Would you please tell me how the charge would spread itself on the capacitor plates (asuming it's a parallel plate capacitor) and the wire? Are there any electrons accumulate at the terminal labeled V1? (please see the diagram attached below)

If the capacitor is NOT charged, why would the voltage at node V1 have a value of 12V? (node V1 is open-circuited)

Thank you!

 

What are your thoughts about these? Post those and then we can discuss.

 

What are your thoughts about these? Post those and then we can discuss.

I think that at the instant the battery's positive side is connected to one side of the capacitor, leaving the other side of the capacitor non-connected, the positive charge accumulated on the positive side of the battery will attract electrons that were originally on the capacitor plate, causing that plate charged positively and the other plate charged negatively, and the wire labeled V1 has positive charge, so this distribution can explain why node V1 has a voltage 12V.

But someone told me that because the circuit path is not completed, there is no current, and the capacitor is not charged.

So I'm comfused, why is that there is a voltage of 12v at node V1?

ps, Would you please tell me how to place a circuit diagram directly on my post?

 

I think that at the instant the battery's positive side is connected to one side of the capacitor, leaving the other side of the capacitor non-connected, the positive charge accumulated on the positive side of the battery will attract electrons that were originally on the capacitor plate, causing that plate charged positively and the other plate charged negatively, and the wire labeled V1 has positive charge, so this distribution can explain why node V1 has a voltage 12V.

But someone told me that because the circuit path is not completed, there is no current, and the capacitor is not charged.

So I'm comfused, why is that there is a voltage of 12v at node V1?

ps, Would you please tell me how to place a circuit diagram directly on my post?

It's important to keep in mind that voltage has to do with electric fields and potential energy. So the battery produces a voltage of 12V relative to the bottom wire. Now, any electron that can move from it's present location to the positive terminal of the battery without having to be pushed or held back is at this same voltage. This applies to all of the electrons on the wire that is connected to the positive terminal (even as it is connected), so the plate of the capacitor that is connected to that wire is also at this same voltage and no electrons have to move. If the capacitor is uncharged then there is no electric field between the plates and hence an electron could be moved from one plate to the other without gaining or losing any potential energy. Therefore, the other plate is at the same potential and, again, without any charges moving anywhere.

 

WBahn, Thank you very much for your detailed explanation.

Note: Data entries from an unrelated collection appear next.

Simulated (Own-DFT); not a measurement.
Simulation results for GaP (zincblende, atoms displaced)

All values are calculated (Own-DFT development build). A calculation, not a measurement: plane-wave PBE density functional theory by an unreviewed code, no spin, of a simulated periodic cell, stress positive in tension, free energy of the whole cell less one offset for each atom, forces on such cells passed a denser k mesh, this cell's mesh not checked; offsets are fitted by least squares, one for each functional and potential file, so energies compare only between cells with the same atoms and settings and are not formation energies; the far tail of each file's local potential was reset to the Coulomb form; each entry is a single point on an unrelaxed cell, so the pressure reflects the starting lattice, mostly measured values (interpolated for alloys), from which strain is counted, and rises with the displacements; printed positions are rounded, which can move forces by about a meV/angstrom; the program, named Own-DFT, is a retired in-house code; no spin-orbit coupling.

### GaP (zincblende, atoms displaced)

There are still a few points I don't understand.

First of all, if a chemical battery is a device that seperates charge, causing positive ions stay on its positive terminal and negative ions on its negative terminal, thus creating electric field around the battery. Is this concept correct?

This applies to all of the electrons on the wire that is connected to the positive terminal (even as it is connected), so the plate of the capacitor that is connected to that wire is also at this same voltage and no electrons have to move.

If now we connect a piece of wire to the positive terminal of the battery, since there's an electric field near that terminal built up by the positive and negative ion piles, why don't the electrons on the wire be attracted and move, at the very beginning the wire is connected to the positive terminal of the battery?

 

The actual charge separation in the battery is not very much. The chemisty only occurs until enough charge is built up to stop the chemistry. As charge is drawn off, the voltage drops and the chemisty starts up again until the voltage is re-established. Yes, there is an electric field around the battery, but when you bring the wire to the terminal the electric field is rearranged so that now the equipotential surface that includes the battery terminal extends around the entire wire as well.

Now, at a very, very fine level of detail, the wire has capacitance to the negative terminal (as well as everything else in the universe) and so there is a very slight charge flow in order to charge this tiny capacitance. Perhaps that is the key to getting your mind wrapped around this.

 

Thank you, WBahn.

After reading your explanation and some other materials over, I would like you to check if I've got the correct concept. (But English is not my native language, I'll try to express it clearly.)

1. When we connect a capacitor and a battery as in the figure attached below, an approximate surface-charge is then created as shown. On the bottom wire and the negative electrode of the chemical battery, there are some electrons coming from the chemical reaction in the battery, but not many. An equal amount of positive charge lies mostly on the positive electrode and partly on the surface of the wire and the left plate, making the right plate and the wire connected to it have a charge separation as shown in the figure.

2. The whole charge distribution doesn't creat electric field in the wire or between the plates.

3. Once the circuit path is completed with, for example, a light bulb, the surface-charge will be forced to make a rapid rearrangement and each electron at the instant when the circuit is completed can do an amount of work that is equal to the amount of work the battery gave every electron.

4. The electrodes of a chemical battery don't have IONs accumulated. The action of pushing and attracting electrons occurs only when the chemical reaction begins.

 

After reading your explanation and some other materials over, I would like you to check if I've got the correct concept.

I was thinking that maybe I was saying something wrong, inappropriately, that might lead to misunderstanding. Sorry! Actually I was trying to say "after I have read your explanation and some other materials over...".